Under the new (2007) standard, a claim is sufficient to withstand motion to dismiss [12(b)(6)] or motion for judgment on the pleadings [12(c)] ONLY WHEN accepting the allegations of fact as true (but not accepting legal conclusions) the claim has “facial plausibility." That is, the court is able to draw "the reasonable inference that the defendant is liable for the misconduct alleged." Iqbar, 556 U.S. at 678, 129 S.Ct. at 1949, 173 L. Ed. 2d at 884. See also Twombly 550 U.S. 570, 127 S. Ct. 1974, 167 L. Ed 2d 949 (2007). (the Plaintiff must allege enough by way of factual [not legal] content to "nudge" her claim "across the line from conceivable to "plausible”).

This requires the Plaintiff to allege more facts than before the Twombly and Iqbal decisions.

It can be difficult for the plaintiff to have access to the facts needed to plead a plausible claim before the doors of discovery are unlocked. So the courts have recognized that in cases alleging fraud, the action will survive motions as long as the allegations are not vague and are sufficient to inform the defendant exactly what the fraud entailed. See 7th Circuit United States ex rel Lusby Rolls Royce Corp. 570 F. 3d 849 (2009).

I think that this means you must still be specific as to when the fraud occurred, by whom (at least with a relevant description), what was misrepresented and misleading, and reasonable reliance especially if the court relied on it, I would argue that alone (court reliance) meets the threshold of reasonable reliance in wrongful foreclosures. And of course describing a plausible theory or statement of damage is essential. Without all of that the case will be dismissed.

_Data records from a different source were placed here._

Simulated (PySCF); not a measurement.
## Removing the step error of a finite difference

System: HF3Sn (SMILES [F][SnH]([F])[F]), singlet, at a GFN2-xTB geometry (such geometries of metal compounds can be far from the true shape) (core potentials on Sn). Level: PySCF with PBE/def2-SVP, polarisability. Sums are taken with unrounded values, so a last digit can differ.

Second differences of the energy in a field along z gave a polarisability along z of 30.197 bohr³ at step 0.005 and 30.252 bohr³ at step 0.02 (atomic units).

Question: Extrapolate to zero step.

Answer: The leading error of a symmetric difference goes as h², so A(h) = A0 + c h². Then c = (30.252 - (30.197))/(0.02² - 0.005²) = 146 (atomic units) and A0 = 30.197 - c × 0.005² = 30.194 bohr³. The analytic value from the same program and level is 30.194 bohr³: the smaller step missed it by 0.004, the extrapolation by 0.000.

In wrongful foreclosure (fraud, misrepresentation) cases it might be wise to allege that the Defendants, individually and collectively conspired to allege and proffer that they knew or must have known were untrue, to wit: (1) that the alleged loan was not owned by the trust and therefore all allegations and proffers of proof relying upon the illusion of ownership by the trust were equally untrue, (2) that among the documents proffered to the court were instruments (fabricated by or on behalf of the Defendants) created solely for the purpose of foreclosure that contained or implied statements of fact that were untrue — i.e., the mortgage loan schedule, the power of attorney executed by a party without any right, title or interest in the subject loan, assignments of mortgage that were abandoned by Defendants at the foreclosure trial, the complaint alleging the "trust" to be plaintiff, the Pooling and Servicing Agreement creating the illusion of a trust and creating the illusion of either entrusting loans to the named trustee or the illusion of purchase of the loan by the alleged "trust."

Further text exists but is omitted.